0
votes

OK, I've tried everything before coming here to ask, but this is driving me crazy.

I'm creating a simple language for querying documents in a custom NoSQL database. A sample query looks like this:

VALUE("price: " SUM($price) " Average: " AVG($price)).MATCH($price > 5 OR $price < 100 OR $cost > 30)

It is something in the middle between SQL and MONGODB's aggregation queries (the parameter in VALUE concatenates the strings and the aggregations, in match there is a boolean match).

The problem is, when I parse this, I'm getting a line 1:69 extraneous input ' ' expecting COMPARATOR followed by a line 1:69 no viable alternative at input ' '. This is the same for rows 80-82 and 95-97.

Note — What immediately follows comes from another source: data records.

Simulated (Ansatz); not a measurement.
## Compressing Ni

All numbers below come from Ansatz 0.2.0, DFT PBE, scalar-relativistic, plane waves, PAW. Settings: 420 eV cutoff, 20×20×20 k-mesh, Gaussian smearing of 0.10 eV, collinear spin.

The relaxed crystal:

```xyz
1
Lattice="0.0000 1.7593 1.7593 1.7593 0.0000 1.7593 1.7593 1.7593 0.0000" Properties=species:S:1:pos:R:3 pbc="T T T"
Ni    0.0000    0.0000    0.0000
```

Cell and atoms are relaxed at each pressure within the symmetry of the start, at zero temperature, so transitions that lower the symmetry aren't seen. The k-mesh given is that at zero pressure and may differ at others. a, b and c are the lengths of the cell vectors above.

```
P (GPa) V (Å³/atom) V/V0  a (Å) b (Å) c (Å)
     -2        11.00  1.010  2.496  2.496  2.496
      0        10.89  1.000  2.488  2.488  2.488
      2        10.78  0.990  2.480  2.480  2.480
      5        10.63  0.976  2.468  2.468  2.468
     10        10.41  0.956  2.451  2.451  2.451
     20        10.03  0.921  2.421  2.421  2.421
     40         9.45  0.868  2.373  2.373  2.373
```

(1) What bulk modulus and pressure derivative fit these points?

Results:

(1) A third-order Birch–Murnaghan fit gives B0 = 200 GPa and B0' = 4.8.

As you can see, the problem is surrounding the comparators ('<', '>', etc). I've been looking my grammar for conflicts or ambiguities without any luck (admittedly, I just got into ANTLR very recently).

Here's my grammar:

// Define a grammar called Capsa
grammar Capsa;

eval : VARIABLE | function;

function : functionValue;

functionValue : 'VALUE(' (STRING ' ')* functionNumber (' '(STRING|functionNumber))* ')' (match)?;

match : '.MATCH(' booleanexpression ')';

functionNumber: FUNCTIONNUMBERTYPE'(' value ')';
FUNCTIONNUMBERTYPE: 'SUM'|'AVG'|'MAX'|'MIN'|'FIRST'|'LAST' ;

value
  : VARIABLE          #Var
  | REALNUMBER        #Literal
  | STRING            #Literal
  | calcexpression    #Calc
  | booleanValue      #Literal;

/*
** Boolean stuff
*/
AND : '&&' | ' AND ';
OR : '||' | ' OR ';
NOT : '!' | ' NOT ';

booleanexpression : '(' booleanexpression ')'   #BooleanParentExpression
  | booleanexpression AND booleanexpression     #AndExpression
  | booleanexpression OR booleanexpression      #OrExpression
  | NOT booleanexpression                       #NotExpression
  | (value COMPARATOR value)                    #Comparison
  | booleanValue                                #ComparisonLogic;

booleanValue
  : 'true'
  | 'false';
/*
** Comparators
*/
fragment GT : '>';
fragment GTE : '>=';
fragment LT : '<';
fragment LTE : '<=';
fragment EQ : '=';
fragment EX : ':' | '==';
COMPARATOR : GT | GTE | LT | LTE | EQ | EX;
/*
** End Comparators
*/

/*
** End Boolean stuff
*/

/*
** Calc
*/
calcexpression
  : '(' calcexpression ')'                    #CalcParentExpression
  | calcexpression ('*'|'/') calcexpression   #MultOrDiv
  | calcexpression ('+'|'-') calcexpression   #AddOrSub
  | VARIABLE                                  #CalcID
  | REALNUMBER                                #CalcNumber;

/*
** End Calc
*/

fragment ID : [a-zA-Z_][a-zA-Z0-9_]+ ;
VARIABLE : '$'ID;
STRING : '"' (ESC | ~["\\])* '"' ;
fragment CONSTANT : STRING | REALNUMBER;

fragment ESC : '\\' (["\\/bfnrt] | UNICODE) ;
fragment UNICODE : 'u' HEX HEX HEX HEX ;
fragment HEX : [0-9a-fA-F] ;
fragment INT : [0-9]+ ; // no leading zeros
fragment EXP : [Ee] [+\-]? INT ; // \- since - means "range" inside [...]

REALNUMBER
: '-'? INT '.' INT EXP? // 1.35, 1.35E-9, 0.3, -4.5
| '-'? INT EXP // 1e10 -3e4
| '-'? INT // -3, 45
;

WS : [ \t\r\n]+ -> skip ; // skip spaces, tabs, newlines

The only solution I've found so far is to change the line that says:

  | (value COMPARATOR value)                    #Comparison

for:

  | (value ' '* COMPARATOR ' '* value)                    #Comparison

But looks more like a hack than a solution for me...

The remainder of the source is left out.